24 Aug 2015

Author Interview / Erik Therme

Andy Crowl barely knew his recently deceased cousin, Craig Moore, so he’s especially surprised to be named as the sole beneficiary in Craig’s will. Not that there’s much to inherit: just an empty bank account and a run-down house.

Once Andy arrives in the town of Mortom, however, he’s drawn into his puzzle-obsessed cousin’s true legacy: a twisted and ominous treasure hunt. Beckoned by macabre clues of dead rats and cemetery keys, Andy jumps into the game, hoping to discover untold wealth. But unsavory secrets—and unanswered questions about Craig’s untimely demise—arise at every turn, leading Andy to wonder if he’s playing the game…or if the game is playing him.

Something’s rotten in Mortom. And this dead man’s game might not be all that Andy is doomed to lose.
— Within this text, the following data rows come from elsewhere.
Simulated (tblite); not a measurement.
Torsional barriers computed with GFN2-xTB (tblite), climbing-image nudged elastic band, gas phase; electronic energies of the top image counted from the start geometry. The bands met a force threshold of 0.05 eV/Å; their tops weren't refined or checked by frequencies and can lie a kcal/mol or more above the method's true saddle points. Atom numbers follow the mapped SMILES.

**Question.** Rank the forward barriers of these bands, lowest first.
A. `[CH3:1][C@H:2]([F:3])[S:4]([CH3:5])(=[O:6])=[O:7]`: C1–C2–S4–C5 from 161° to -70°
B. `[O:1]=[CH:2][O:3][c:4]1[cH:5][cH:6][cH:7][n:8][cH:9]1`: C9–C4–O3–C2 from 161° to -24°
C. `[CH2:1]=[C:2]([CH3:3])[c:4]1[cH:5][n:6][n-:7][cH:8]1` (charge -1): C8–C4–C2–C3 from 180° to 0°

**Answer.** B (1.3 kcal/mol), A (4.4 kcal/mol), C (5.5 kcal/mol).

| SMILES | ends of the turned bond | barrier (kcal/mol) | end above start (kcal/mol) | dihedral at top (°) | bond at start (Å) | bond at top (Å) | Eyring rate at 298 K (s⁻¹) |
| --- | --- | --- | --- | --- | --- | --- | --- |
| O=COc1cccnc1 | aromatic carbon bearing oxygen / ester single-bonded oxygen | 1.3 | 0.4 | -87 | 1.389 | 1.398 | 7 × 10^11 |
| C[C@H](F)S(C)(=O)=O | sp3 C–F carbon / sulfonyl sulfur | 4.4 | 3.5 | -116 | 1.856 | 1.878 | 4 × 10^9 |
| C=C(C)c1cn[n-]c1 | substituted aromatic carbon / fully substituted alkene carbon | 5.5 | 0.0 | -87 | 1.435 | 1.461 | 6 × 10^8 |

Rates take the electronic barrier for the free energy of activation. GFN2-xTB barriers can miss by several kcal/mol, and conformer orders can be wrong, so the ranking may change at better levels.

1. If you could work with any other author, who would it be and why?
I often joke that I ‘learned to write by reading Stephen King,’ but it’s the absolute truth. It would be an amazing experience to even write in the same room as Mr. King (or pick his brain) as he’s a brilliant storyteller and an incredible curator of characters.
2. What would be a typical working day for you? When and where do you write?
I’m fortunate enough to have an office in my house, and I tend to be most prolific during late evenings and weekends. If I’m especially inspired, I might try to sneak in some pages during lunch. I absolutely need music when I write, and—depending on the project—it can vary from metal to movie soundtracks.
3. What is the hardest part of the writing for you?
For me, the biggest challenge is often the first draft. Some authors revel in starting a story from scratch, but I relish rewrites, where I get to polish the language, flesh out my characters, and fine-tune the plot. That said, it’s easy to get caught up in endlessly tweaking the story and feeling like it’s never finished. At some point you have to say ‘enough is enough’ and move on. Otherwise it can drive you insane.
4. When and why did you first start writing?
I was probably 15 when I churned out my first tale. My parents had purchased a new typewriter, so I thought I’d sit down and see what came out. It was a horrible story with a nonsensical twist, but my folks—God bless ‘em—said they loved it. After that I was hooked. From there came more stories—each slightly better than the last. I didn’t attempt my first novel until I was in college, and even that was pretty lousy.
5. How did you come up with the idea for your book?
I’ve always been intrigued by small towns. It has to be incredibly difficult to hide anything within a tiny population, but at the same time, small towns seem to hold the most secrets. I’ve always wanted to explore that dynamic, and from there, Mortom was born.
6. Are you a big reader? If so, what are you reading now?
I usually have two books going on my Kindle, and I’ll pretty much pick up any book that catches my interest. I just finished “When We Were Animals” by the excellent Joshua Gaylord, and I’m currently reading “Ready Player One” (Ernest Cline) along with “Go Set a Watchman” (Harper Lee).
7. Do you have any advice for other aspiring writers?
Writing is 10% writing and 90% rewriting. If you’re not prepared to live with your story for years, then a life of writing probably isn’t a good fit. And if you are fortunate enough to get your work into print, be prepared to spend endless hours promoting it. I’ve done everything from hang flyers to advertise on craigslist. Being a writer is a labor of love, and you have to work hard to make your own luck.